Book cover with title and deer in car park

George Monbiot’s “Feral” and our feral offspring

I’ve been away from home, taking in a bit of the Edinburgh Book Festival where I heard the very inspiring George Monbiot speak about his wonderful new book on rewilding, “Feral”,  which give favourable mention to the Tay Beavers.

I also saw some of the Fringe, including our son’s company, Clout Theatre’s  show, ‘The Various Lives of Infinite Nullity.’ (Which I loved, in spite of its  dark themes and bizarre twists, and fortunately, so did most reviewers).

Did growing up here as feral children – as Sophie likes to claim – contribute in any way to our George’s curious and macabre imagination?

Timber extraction by pony

Returning (with a little relief) to the rural idyll that is Bamff I heard from Rachel DuBois in the top flat that some people had been here talking about a plan to demonstrate timber extraction by pony.  This is going to happen here at Bamff on 18th September.  That strikes me as a great idea (if not exactly a new one).

These days the machines that are used for timber extraction are like huge and expensive mechanical dinosaurs, and they won’t get out of bed for less than a large commercial plantation. This makes it difficult at a small place like Bamff, where we may just have a wee corner we want cut and extracted, to fuel our woodchip boiler – or we might want to fell part of a wood but leave the rest for the squirrels.

An environmental approach to woodland management doesn’t always fit with the current highly scaled up commercial approach to timber production, and our imaginative woodland advisors Robbins Timber Services have come up with an alternative approach by collaborating with the Perthshire Machinery Ring. I’m not entirely sure where ponies fit in with this as a pony can only loosely be described as a machine, if at all, but I’ll probably find out more on 18th September.

A new BBC series on Rewilding

Meanwhile an email came from a BBC producer who is planning a series on Rewilding.

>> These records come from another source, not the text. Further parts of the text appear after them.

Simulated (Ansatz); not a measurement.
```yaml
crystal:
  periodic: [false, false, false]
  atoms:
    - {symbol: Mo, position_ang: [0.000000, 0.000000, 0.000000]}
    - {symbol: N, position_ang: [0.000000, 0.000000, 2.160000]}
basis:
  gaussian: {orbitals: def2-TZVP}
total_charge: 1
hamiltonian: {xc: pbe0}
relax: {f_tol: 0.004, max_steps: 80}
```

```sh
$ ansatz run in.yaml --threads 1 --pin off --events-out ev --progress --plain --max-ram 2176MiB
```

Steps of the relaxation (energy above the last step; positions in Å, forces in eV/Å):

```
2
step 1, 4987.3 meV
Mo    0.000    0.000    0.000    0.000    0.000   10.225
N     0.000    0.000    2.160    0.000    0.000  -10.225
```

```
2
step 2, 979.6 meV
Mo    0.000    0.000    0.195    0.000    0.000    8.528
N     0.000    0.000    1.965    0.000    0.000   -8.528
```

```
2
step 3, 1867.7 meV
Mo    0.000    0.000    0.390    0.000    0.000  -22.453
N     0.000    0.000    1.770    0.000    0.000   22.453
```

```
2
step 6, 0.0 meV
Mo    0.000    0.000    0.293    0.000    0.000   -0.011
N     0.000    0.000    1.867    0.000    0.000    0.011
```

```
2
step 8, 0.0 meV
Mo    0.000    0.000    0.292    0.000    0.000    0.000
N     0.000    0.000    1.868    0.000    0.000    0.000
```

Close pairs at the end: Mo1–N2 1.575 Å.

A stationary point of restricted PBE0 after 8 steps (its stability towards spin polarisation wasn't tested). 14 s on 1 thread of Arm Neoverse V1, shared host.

So Paul and I both spoke to him on the phone about our beavers and wild boars and other rewilding matters, and we have promised to send more ideas as they occur to us.  I am so pleased that rewilding’s time seems to have come.  As the optimistic face of environmentalism, it stands to be a lot more popular than the old pessimistic, puritanical one, that only told us what not to do, buy, eat – how not to travel and where not to travel to.  Which, nor surprisingly didn’t really catch on with a lot of the public.

Is there some kind of parallel between bringing back formerly extinct forestry extraction methods and bringing back formerly extinct animals to benefit the land?  Or am I stretching a point to infinite nullity?